There has been a rise in hackings lately, we certainly saw a huge rise in it around Christmas. There might be all kinds of reasons for this, but I won’t rule out that there might have been a security breach at Blizzard. It’s unlikely, a huge company like that can of course afford the best security money can buy. At the same time, the hackers are getting bolder and bolder, and – worst of all – richer.

Do you seriously believe that they would add an official authenticator to your account if they couldn’t afford to buy one just for that particular hack? They get your username and password, add a $6 authenticator to it to buy themselves enough time to grab as much gold as they can before Blizzard can intervene. That’s $6 dollars off the bottom line that they just have to hope will be worth it in the end (I doubt that my account was worth it, I hardly had any gold worth mentioning and not many emblems for gems), for every account. It’s no longer a quick hack and run. It’s a hack and fortify run.

There’s so much money in World of Warcraft now that these schemes are getting more and more complicated. The hackers constantly come up with new plans to circumvent the security measures that are put in place. Even the authenticators, hailed as a way to end hacking, are being used against the poor sods (like me) that don’t have one. And they will keep doing it, until either someone comes up with a security system that is fail safe, or the market in World of Warcraft gold collapses. And only the players can make that happen.

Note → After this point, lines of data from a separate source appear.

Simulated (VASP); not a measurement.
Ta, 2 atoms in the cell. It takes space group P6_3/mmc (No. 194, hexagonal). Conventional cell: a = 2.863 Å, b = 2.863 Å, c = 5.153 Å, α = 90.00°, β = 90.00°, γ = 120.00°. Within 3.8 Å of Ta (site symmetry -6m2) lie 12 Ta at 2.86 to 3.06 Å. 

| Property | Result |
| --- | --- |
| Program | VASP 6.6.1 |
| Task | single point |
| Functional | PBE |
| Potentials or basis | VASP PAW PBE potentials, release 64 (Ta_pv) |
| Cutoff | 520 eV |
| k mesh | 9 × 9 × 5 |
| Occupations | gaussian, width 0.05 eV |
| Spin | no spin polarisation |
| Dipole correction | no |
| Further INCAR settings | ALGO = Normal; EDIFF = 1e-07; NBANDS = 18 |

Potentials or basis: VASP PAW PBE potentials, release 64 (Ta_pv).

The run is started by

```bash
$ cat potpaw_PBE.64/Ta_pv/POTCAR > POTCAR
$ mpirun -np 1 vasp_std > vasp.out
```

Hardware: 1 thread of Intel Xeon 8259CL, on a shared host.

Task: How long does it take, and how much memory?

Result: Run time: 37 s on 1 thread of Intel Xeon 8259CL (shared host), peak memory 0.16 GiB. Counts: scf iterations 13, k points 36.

Because of this, I don’t buy into the whole “it’s always your own fault”-idea. It is probably true, but since we don’t know what actually is going on at Blizzard, I think we should at least be open to the idea. People make mistakes, every security system can potentially be compromised. And the hackers have shown, over and over again, that they are able and willing to do whatever it takes to get hold of your gold. There’s just too much money in it.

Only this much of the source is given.